What is the “Hotel Problem” and how does it affect the interpretation of data?
In general, analytics tools count users, but each analytics tool has its own way of counting. Sometimes, user counts can appear to be incorrect for various reasons, especially when measuring users over time. For example, if a user installs your app on Monday and then returns on Tuesday, a usage chart that reports total users per day will show two users, one for each day. But if you modify the same chart to report total users across days (that is, not split by day), the chart will show only one user, since there was only one unique user observed across the evaluated time period. This common source of confusion is called the Hotel Problem. (For more information on the Hotel Problem, see the Wikipedia article on Web Analytics.)

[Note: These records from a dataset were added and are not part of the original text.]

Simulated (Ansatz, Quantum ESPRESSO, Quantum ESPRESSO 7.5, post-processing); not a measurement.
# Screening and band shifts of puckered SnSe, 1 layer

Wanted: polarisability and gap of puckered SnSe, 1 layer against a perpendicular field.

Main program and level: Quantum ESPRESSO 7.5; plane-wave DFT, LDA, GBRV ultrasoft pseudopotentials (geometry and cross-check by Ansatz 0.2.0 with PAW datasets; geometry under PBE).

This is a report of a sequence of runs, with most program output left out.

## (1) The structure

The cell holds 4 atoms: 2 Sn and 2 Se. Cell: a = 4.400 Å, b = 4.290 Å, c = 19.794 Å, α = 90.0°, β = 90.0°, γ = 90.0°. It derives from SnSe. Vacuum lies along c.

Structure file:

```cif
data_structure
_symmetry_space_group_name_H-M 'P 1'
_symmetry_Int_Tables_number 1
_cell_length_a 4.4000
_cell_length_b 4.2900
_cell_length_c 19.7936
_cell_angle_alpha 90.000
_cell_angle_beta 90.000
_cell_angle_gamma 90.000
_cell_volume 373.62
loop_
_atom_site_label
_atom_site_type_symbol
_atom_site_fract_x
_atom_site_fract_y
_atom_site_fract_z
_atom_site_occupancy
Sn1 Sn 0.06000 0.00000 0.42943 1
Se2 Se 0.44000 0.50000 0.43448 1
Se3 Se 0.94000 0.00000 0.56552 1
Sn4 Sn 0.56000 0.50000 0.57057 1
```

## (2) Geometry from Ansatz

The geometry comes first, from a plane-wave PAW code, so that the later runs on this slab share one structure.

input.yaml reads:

This can be particularly confusing when evaluating new versus returning users. For example, Localytics counts a user as new only the first time they open your app. Therefore, a user who opens your app for the first time on a given day and returns again the same day will be counted once as a new user and once as a returning user. This means that if you split the number of users from a given day between new and returning, the total will likely exceed the number of unique users from that day (because some users are properly identified as both new and returning).
A variation of this problem manifests when counting users who have enabled or disabled push messaging. Over time, a user can enable or disable your ability to send them push messages in your app. Since our SDK tracks whether a user has push enabled on every event, they can show as being both enabled and disabled if the report time period covers when they switched. A discrepancy can also occur in the number of users push messages are sent to due to known versus anonymous users. For example, if a user enables push messaging while anonymous and later disables push messaging while known, the user will technically be counted as two different users with different push enabled settings.
Let's say you're looking at a Localytics report covering the month of April. A user who had push disabled on April 1 decided to enable it on April 15. If you filter the April 30-day report by Push Enabled, that user would be counted for April. If you remove that filter and instead filter by Push Disabled, they would again be counted for April, since that user was both enabled and disabled over that time period.
The Hotel Problem will also create a discrepancy between unique users and total users over time. For example, when looking at Users by Day, the dashboard is displaying the number of unique users for that specific day. However, the summary bar at the top of the screen shows unique users across the entire time period, and users will inevitably overlap as they have sessions on different days. So, the Users by Day Total column is the sum of users each day instead of the desired time range—a perfect example of the "Hotel Problem."